Posted by David Greenwald
The willingness for prosecutors
to charge and prosecute police officers for on-duty murder is one of the
biggest changes that has happened in the last year since the fallout from
Ferguson and Staten Island. When a Grand Jury refused to indict officers involved
in the killings of Michael Brown of Ferguson and Eric Garner of Staten Island,
it was largely business as usual for prosecutors reluctant to charge police
officers for crimes committed while on duty.
We saw this in Yolo County. In
2009, sheriff’s deputies shot and killed Luis Gutierrez, who they said fled
from them on Gum Avenue in Woodland and then pulled a knife.
Six months after the shooting,
the DA’s office concluded their investigation and found, “When considering all
of the facts and circumstances known to them at the time, the use of deadly
force by the deputies was objectively reasonable and justified and therefore
does not warrant the filing of criminal charges against Sgt. Johnson, Deputy
Oviedo or Deputy Bautista.”
Said Assistant Chief Deputy
Jonathan Raven at the time, “The district attorney’s report was based on a
lengthy (Woodland) Police Department investigation and we were thorough and
deliberate. We came to a decision and
even asked the attorney general to review it, and we also asked the U.S.
Department of Justice and the FBI to conduct their own investigation, and
certainly we hope the community is comfortable with the decision, because
that’s important to us.”
A jury in a federal civil rights
case in the fall of 2012 found for the officers in that case – the shooting was
not captured on video.
In 2012, ten months after the
November 18, 2011, pepper-spraying incident at UCD, the DA’s office concluded
“that the use of force in this case was not unlawful.”

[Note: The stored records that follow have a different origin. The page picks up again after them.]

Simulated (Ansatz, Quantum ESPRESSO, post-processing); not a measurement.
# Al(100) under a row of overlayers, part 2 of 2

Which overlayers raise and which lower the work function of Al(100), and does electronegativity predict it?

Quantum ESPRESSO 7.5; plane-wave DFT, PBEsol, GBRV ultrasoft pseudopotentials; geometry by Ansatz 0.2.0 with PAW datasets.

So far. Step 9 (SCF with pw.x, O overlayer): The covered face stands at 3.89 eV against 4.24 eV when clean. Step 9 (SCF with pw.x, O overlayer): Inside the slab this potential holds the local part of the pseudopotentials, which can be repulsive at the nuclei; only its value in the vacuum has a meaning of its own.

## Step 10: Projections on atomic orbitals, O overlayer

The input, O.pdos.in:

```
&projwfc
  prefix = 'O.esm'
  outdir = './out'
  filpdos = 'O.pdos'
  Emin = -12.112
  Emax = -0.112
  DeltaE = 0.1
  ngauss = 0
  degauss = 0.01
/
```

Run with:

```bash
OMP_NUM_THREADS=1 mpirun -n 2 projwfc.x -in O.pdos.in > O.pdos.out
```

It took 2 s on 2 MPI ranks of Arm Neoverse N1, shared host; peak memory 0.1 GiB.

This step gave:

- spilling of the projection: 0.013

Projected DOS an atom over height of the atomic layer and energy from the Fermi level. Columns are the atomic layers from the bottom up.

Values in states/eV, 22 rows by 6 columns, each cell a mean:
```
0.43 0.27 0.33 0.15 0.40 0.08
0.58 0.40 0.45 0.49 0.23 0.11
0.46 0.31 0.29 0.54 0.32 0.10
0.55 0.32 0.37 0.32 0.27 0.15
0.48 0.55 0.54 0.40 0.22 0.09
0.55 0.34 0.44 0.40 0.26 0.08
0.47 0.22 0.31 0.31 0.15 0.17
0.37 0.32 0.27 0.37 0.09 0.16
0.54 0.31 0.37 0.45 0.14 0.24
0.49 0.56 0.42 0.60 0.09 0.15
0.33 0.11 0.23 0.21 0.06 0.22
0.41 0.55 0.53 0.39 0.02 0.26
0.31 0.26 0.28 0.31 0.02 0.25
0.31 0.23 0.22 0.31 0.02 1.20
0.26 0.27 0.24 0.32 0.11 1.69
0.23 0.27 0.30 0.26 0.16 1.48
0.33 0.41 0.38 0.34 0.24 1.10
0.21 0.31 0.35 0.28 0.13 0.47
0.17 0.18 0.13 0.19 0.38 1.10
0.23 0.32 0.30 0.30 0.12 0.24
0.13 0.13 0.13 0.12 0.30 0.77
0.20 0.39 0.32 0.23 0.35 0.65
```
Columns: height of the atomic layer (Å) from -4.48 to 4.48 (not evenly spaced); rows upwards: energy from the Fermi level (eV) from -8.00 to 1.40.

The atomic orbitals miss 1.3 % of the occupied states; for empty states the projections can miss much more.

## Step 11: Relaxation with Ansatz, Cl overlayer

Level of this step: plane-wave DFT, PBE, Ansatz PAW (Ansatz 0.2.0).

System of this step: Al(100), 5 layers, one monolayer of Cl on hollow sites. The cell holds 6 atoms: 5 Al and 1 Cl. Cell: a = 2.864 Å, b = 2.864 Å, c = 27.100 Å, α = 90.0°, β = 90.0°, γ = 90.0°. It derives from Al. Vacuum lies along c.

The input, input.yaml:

In their conclusion, the DA wrote,
“Lieutenant Pike’s pepper spraying of the seated protesters has been seen by
and has outraged millions of viewers throughout the world. Based on the thirty
seconds of video that most people have seen the pepper spraying may look like
unreasonable force.”
“In evaluating the totality of
the circumstances under a reasonable doubt standard, we have considered and
given substantial weight to the opinions and conclusions set forth in the Kroll
Report,” the DA writes. “In light of this additional evidence, and viewing the
incident through the totality of the circumstances, there is insufficient
evidence to establish proof beyond a reasonable doubt that the use of force
involved in the November 18, 2011, pepper spraying was unlawful and therefore
warrants the filing of criminal charges.”
Even on the few cases when
prosecutors were willing to seek indictment or otherwise charge police officers
for fatal shootings, getting convictions was difficult.
Oscar Grant was shot by BART
Police Officer Johannes Mehserle on New Year’s Day 2009. Officers detained Mr.
Grant and others on the platform of the BART station. Officer Mehserle stood
and said, “Get back, I’m gonna Tase him.” Then, the officer drew his pistol and
shot Mr. Grant in the back. Mr. Grant, unarmed, was pronounced dead the next
day. This event was captured on video and widely disseminated.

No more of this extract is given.